The Texas Senate Race: Right, Righter and Rightest
The close Republican battle for Kay Bailey Hutchison’s Senate seat has become a race for high profile (and low profile) endorsements.
What has happened between Rick Perry and Sarah Palin? They used to read each other’s minds, finish each other’s sentences, appear on stage together beaming like the prom king and queen. The one-time shooting star of the Republican Party proudly endorsed Perry in the last gubernatorial election, calling him the “true conservative” as opposed to that faux conservative Kay Bailey Hutchison who finally has the decency to vacate her Senate seat. But now the two soul mates find themselves on different sides of the Texas Republican primary race for Hutchison’s U.S. Senate seat, which begs the question, how well can anyone really know anyone?
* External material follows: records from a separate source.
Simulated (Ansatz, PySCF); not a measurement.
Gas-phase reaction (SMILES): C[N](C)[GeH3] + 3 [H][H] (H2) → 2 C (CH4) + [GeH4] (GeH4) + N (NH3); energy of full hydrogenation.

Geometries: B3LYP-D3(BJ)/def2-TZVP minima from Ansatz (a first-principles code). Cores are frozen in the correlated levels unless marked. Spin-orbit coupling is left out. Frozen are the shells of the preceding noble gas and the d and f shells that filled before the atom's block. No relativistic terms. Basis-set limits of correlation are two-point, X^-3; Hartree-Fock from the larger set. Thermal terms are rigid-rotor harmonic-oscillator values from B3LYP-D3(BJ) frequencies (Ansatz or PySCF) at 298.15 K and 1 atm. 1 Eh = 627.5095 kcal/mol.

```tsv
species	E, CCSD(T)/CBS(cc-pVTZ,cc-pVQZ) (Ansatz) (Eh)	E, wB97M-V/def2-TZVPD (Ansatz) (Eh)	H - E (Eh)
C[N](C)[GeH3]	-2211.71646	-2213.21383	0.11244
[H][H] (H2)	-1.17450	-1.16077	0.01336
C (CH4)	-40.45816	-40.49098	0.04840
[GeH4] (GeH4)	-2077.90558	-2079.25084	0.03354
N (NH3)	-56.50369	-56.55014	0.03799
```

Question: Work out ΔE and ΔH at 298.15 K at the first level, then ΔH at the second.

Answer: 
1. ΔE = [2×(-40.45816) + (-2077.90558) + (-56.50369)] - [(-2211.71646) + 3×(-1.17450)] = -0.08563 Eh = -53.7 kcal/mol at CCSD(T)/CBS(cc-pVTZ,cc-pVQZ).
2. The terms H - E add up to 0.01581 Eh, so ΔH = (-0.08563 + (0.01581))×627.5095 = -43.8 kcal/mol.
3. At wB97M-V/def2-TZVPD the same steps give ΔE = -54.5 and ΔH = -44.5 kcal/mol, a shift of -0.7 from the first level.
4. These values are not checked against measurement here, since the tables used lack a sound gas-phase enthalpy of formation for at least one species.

Perry is backing Lt. Gov. David Dewhurst while Palin has endorsed former state solicitor general and, more importantly, Tea Party Express darling Ted Cruz. (You know you’re a tea party darling when you’re endorsed by South Carolina Sen. Jim DeMint, the designated Mad Hatter.) This week the Dewhurst campaign released a new ad featuring a strangely orange-faced Perry saying that “our country needs him and so does Texas.” For her part, Palin made a robocall calling Cruz “a conservative we can trust” who has “defended the Constitution and U.S. sovereignty.” Wow. Can Dewhurst say that? (Although some of Palin’s robocalls for Cruz evidently went to people in Kansas. Oops.)
Palin’s melodic voice is also featured in a new ad called “Fighter,” which starts with Cruz’s Cuban father being imprisoned by a “dictator.” (The ad is supposed to make you think Cruz’s father was some freedom fighter jailed by Castro. But that’s not actually the case. Cruz’s father was on Castro’s side and was imprisoned by the Batista government that Castro later overthrew. Details, details. The ad later credits Cruz with taking on the United Nations. So there’s that.)
And on Thursday, former senator and failed presidential candidate Rick Santorum announced his endorsement of Cruz on Glenn Beck’s radio show, calling him “spellbinding, a tremendous orator and principled.” (Cruz, not Beck.) If you’re keeping score Cruz has now secured two endorsements from failed presidential candidates—Santorum and Ron Paul. Dewhurst has been endorsed by Perry and former Arkansas Gov. Mike Huckabee, but Huckabee’s so 2008. Does Santorum, the devout Catholic, realize that he’s endorsing a Southern Baptist, not to mention a candidate who, according to the Dewhurst campaign, wants to send every single American job to China?
When Cruz is not busy defending the Constitution, he’s being forced to defend himself against the Dewhurst campaign’s negative attack ads. An ad released in April suggests that Cruz helped put a U.S. company out of business by representing a Chinese firm that apparently stole some manufacturing blueprints. (Politifact rated the assertions “mostly true.”) Cruz complained about the “nasty, false attack ads trying to convince every Texan that I’m a red Chinese communist who wants to eat your children.”
In a profile of Cruz, The Texas Observer’s Anthony Zurcher writes that his Republican supporters view Cruz as the next Ronald Reagan, which is just as good, if not better, than being the next Jesus Christ. But, as Zurcher notes, Mr. Cruz has to actually win an election first. There’s the rub.
In the latest University of Texas/Texas Tribune poll, Dewhurst is leading the crowded primary, which includes former Dallas mayor Tom Leppert and ESPN analyst Craig James, with only 40 percent. If Dewhurst can’t win more than 50 percent of the vote in the primary, which looks increasingly likely, he and (presumably) Cruz will face each other in a runoff in July. The conventional wisdom says Dewhurst could be in serious trouble if he finds himself in a runoff with Cruz.
No matter who wins, one of these guys will replace Hutchison, which means there will be one less kind-of-sometimes-semi-moderate member of the U.S. Senate. And that, in itself, is something for conservatives to celebrate.